DEV Community

Mustafa Bingül
Mustafa Bingül

Posted on

How I Rebuilt a Three-Layer Cache System in Java — Redis, L1, and MongoDB Done Right

I've been working on Nexus, a backend infrastructure project, and recently hit a point where the data synchronization layer needed a serious rethink. What looked like a working cache system turned out to have a broken hierarchy, silent data loss paths, race conditions, and a latent deadlock waiting to happen.

This post walks through every problem I found in the original code and exactly how I fixed each one. Code comparisons included throughout.

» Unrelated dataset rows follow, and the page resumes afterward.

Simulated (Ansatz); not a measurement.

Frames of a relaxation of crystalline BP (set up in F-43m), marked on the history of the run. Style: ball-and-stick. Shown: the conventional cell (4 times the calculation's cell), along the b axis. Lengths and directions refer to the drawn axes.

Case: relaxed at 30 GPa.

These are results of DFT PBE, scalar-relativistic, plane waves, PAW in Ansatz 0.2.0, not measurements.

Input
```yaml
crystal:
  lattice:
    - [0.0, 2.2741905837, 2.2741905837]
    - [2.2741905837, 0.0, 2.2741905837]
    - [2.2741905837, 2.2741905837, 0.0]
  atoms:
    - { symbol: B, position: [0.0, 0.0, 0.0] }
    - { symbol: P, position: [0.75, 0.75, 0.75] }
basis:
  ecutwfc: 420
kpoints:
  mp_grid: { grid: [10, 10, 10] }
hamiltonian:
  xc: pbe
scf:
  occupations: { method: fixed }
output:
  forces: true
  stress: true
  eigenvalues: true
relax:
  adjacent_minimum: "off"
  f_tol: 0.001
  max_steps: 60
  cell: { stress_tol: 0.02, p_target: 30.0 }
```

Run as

The Architecture: What We're Building

The system manages data across three layers:

┌─────────────────────────────────┐
│        Redis Cache (MASTER)     │  ← single source of truth
└────────────┬──────────┬─────────┘
             │          │
       pull 10s      flush 15s
             │          │
┌────────────▼──┐  ┌────▼──────────────┐
│  L1 Cache     │  │     MongoDB        │
│  (in-memory)  │  │  (persistent DB)   │
└───────────────┘  └────────────────────┘
Enter fullscreen mode Exit fullscreen mode

The rules are simple:

  • Redis is always master. No other layer can override it.
  • L1 is an in-memory mirror of Redis. It reads from Redis, never the other way around.
  • MongoDB is the persistent backup. Redis writes to it — not the other way around.

Three scheduled tasks keep everything in sync:

Task Interval Job
L1 Sync 10s Pull Redis → update L1 if changed
Auto Flush 15s Push dirty keys from Redis → MongoDB
Reconciliation 3 min Compare Redis ↔ MongoDB, Redis wins

Now let's look at what was actually wrong with the original implementation.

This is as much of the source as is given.